Seattle Mariners: Can Drew Smyly Help the Rotation?

May 10, 2016; Seattle, WA, USA; Tampa Bay Rays starting pitcher Drew Smyly (33) throws against the Seattle Mariners during the first inning at Safeco Field. Mandatory Credit: Joe Nicholson-USA TODAY Sports
May 10, 2016; Seattle, WA, USA; Tampa Bay Rays starting pitcher Drew Smyly (33) throws against the Seattle Mariners during the first inning at Safeco Field. Mandatory Credit: Joe Nicholson-USA TODAY Sports /

The Seattle Mariners have reportedly discussed trading for Drew Smyly, but would the Tampa Bay Rays’ pitcher be an acceptable addition to the starting rotation?

As we enter the New Year, Seattle Mariners fans are optimistic the longest postseason drought in the Majors will finally come to an end. However, if this hope is to turn into reality, the team still has certain aspects to fix.

This includes the need for another starting pitcher, especially after trading away Taijuan Walker. Not that general manager Jerry Dipoto haven’t been trying to find one – it’s just that the need is becoming more pressing, with spring training fast approaching.
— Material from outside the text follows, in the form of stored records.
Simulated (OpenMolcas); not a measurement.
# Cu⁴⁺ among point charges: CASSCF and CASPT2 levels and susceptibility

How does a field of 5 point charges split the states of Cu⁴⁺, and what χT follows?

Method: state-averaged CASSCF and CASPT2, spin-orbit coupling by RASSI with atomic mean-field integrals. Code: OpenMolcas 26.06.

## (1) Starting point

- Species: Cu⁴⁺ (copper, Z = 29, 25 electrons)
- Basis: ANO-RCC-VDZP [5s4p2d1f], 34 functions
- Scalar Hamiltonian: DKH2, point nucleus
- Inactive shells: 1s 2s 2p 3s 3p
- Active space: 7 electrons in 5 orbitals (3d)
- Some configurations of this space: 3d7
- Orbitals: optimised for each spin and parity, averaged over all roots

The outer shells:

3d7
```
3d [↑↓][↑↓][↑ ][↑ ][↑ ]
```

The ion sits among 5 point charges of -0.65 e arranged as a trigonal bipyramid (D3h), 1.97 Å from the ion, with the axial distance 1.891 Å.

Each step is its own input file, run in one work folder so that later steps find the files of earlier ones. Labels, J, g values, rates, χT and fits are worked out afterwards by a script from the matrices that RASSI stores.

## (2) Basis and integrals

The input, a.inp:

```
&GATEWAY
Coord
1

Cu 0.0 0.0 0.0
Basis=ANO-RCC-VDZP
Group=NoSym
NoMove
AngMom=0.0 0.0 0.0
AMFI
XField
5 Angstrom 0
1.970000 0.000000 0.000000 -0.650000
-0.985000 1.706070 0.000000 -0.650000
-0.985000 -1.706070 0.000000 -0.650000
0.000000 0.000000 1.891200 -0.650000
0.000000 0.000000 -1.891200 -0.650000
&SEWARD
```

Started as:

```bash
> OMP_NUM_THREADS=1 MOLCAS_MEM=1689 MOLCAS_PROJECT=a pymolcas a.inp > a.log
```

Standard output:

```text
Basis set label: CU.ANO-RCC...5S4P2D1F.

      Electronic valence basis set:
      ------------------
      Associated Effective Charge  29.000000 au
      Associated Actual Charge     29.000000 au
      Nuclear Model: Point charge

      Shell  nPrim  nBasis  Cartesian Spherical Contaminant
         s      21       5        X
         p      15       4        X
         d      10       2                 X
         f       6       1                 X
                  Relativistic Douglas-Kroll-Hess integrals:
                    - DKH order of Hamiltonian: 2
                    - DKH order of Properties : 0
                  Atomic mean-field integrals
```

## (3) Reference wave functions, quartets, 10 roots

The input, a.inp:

The Mariners have been linked to several possibilities of late, including Dan Straily, Doug Fister and Drew Pomeranz. in this respect, the most recent speculation centers around Drew Smyly.

We already knew the Mariners had been in talks with the Tampa Bay Rays about their rotation during the Winter Meetings. However, what we didn’t know, was which specific pitcher or pitchers were in the conversation, until Ryan Divish’s recent report.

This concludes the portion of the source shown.